It’s an expression I don’t really like, as it’s a bit twee for my tastes, and I don’t want to co-opt the QUILTBAG community’s term for living in secret (because I think that’s kind of shitty).
But it’s also the best term I have for the life I’m living as a Druid and a Neopagan, and there are definitely some similarities (in some places in the US) to being openly Neopagan, especially if you work with children.
My family is extremely Christian. My inlaws are extremely Christian. My mother-in-law is on record as saying that not being Christian is valid grounds for divorce, and though I have repeatedly explained that I can not and will not return to church, every time they visit, they go church shopping for us, and invite us to go. (I decline, but my husband usually goes).
My workplace, while fairly openminded and diverse, is probably not ready to have a Neopagan Druid in their midst (even if there are Hindu and Muslim people in the office in large numbers). I’d like to think I could explain it well enough now that I could have an intelligent discussion or three with various people, but I know my extremely Catholic coworker would be weirded out, and that I’d be a topic of inter-office gossip, at least among the other people in my position.
I live in Texas. I went to a Southern Baptist university, and have spent the majority of my life bouncing between dominations – from American Baptist to United Methodist to “converting” to Catholicism in college. I never settled in anywhere, and my break with the Catholic church was ugly, to state things mildly. I can talk the talk though – I’ve taken theology and Christian history classes, attended chapel my whole university career, and seriously studied the Bible for years.
I use that knowledge to “pass” as vaguely Christian, or at least “historically” Christian. I send out Christmas cards (that never actually say Christmas on them, and that are always nature related, and where I never mention Jesus). I go to church with my family on Easter when I can’t get out of it, because I can grit my teeth for an hour to make my mother happy.
I’m fairly conflicted about it, really. I don’t like lying, and my spirituality is becoming a bigger and bigger force in my life. It’s fairly easy to hide in a bedroom for now, but the book collection from ADF studies is growing steadily. I’m leading a study group where I’ll be meeting other Pagans, and taking on that responsibility inevitably means meeting other people. I don’t have a pagan name, which is typical for ADF, but sometimes I wish I used one for things like this. (Also, someone else outed me on the blog with my real name in the comments, which I was trying to avoid. Apparently not everyone gives two shits about people’s privacy online.)
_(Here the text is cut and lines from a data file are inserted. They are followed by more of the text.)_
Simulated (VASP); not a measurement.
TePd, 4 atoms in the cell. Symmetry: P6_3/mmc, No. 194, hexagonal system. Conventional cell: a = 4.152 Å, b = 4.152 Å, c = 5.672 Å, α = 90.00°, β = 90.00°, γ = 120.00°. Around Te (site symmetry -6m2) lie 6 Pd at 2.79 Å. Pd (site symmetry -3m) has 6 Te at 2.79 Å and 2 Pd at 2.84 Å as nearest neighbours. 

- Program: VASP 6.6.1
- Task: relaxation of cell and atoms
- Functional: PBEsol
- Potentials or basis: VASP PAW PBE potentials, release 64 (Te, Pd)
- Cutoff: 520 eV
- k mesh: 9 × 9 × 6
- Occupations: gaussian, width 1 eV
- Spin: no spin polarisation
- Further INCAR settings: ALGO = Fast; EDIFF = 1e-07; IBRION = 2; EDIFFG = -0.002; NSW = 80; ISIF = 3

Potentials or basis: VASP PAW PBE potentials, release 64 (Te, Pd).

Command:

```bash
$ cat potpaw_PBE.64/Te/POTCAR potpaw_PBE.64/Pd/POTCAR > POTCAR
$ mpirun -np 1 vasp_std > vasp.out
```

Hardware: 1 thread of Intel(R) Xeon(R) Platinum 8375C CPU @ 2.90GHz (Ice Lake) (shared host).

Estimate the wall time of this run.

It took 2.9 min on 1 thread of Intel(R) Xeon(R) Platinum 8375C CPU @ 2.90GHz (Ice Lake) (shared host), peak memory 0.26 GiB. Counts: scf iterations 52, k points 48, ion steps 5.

So my general way of answering questions is to deflect. If you ask me straight up “Are you a Christian”, I will say no. But most other questions can be deflected. I can talk about ethics and values, can talk about Christian theology and history, I can talk about world religions and meditation and general spirituality. As a theist (although a polytheist), I can talk about the nature of Gods and the like. I have a World Tree and a Globe on my desk at work, and a calendar of nature and meditative sayings, plus an Old Farmer’s Almanac daily calendar. I surround myself with clues that someone who knows what to look for will see, but I don’t choose to actually talk about what any of it means.
Eventually, this will be problematic. If my husband and I have children, I suspect I will approach going to the Unitarian Universalist church for that, since it makes a lot of sense for children in my area to have a church they go to. But my family will want to know if I’m raising them Christian (or more specifically, from my inlaws, why I’m not raising them United Methodist), and will want to teach them all about Jesus. My grandfather will want to dedicate the child to Christ. My husband is fairly agnostic, but I don’t know if he would be okay with me raising Neopagan children.
Also, the farther I go in ADF, the more likely it is that my real name will become associated with the organization, either through publication or through working towards clergy certification. ADF is very clear that they are looking to create a *public* tradition of Neopagan Druidry, and a lot of members don’t have a lot of patience (or thought) for people trying to remain under the radar.
In short, this is a subject that fills me with a lot of mental indecision. There are benefits to just being open about things (though there are a lot of places where it’s none of anyone’s business, like work), but I face the possibility of real rejection from my family over it. As the oldest child, I’m expected to lead by example (something I’ve not done very well on this front, as my little brother and his wife are 3x a week churchgoers and host Bible study and Life Group at their house). I don’t face rejection well, and I still struggle a lot with “disappointing” my family. I’ve dropped hints on things like facebook that I no longer buy into a mainstream monotheist mindset, and gotten a lot of “oh well Jesus is okay with that” responses, because they’re not willing to see the change.
So for now, I stay in the “Broom Closet” (If you’re a Druid, is it a “Tree closet”?). I’ll cross those other bridges when I come to them.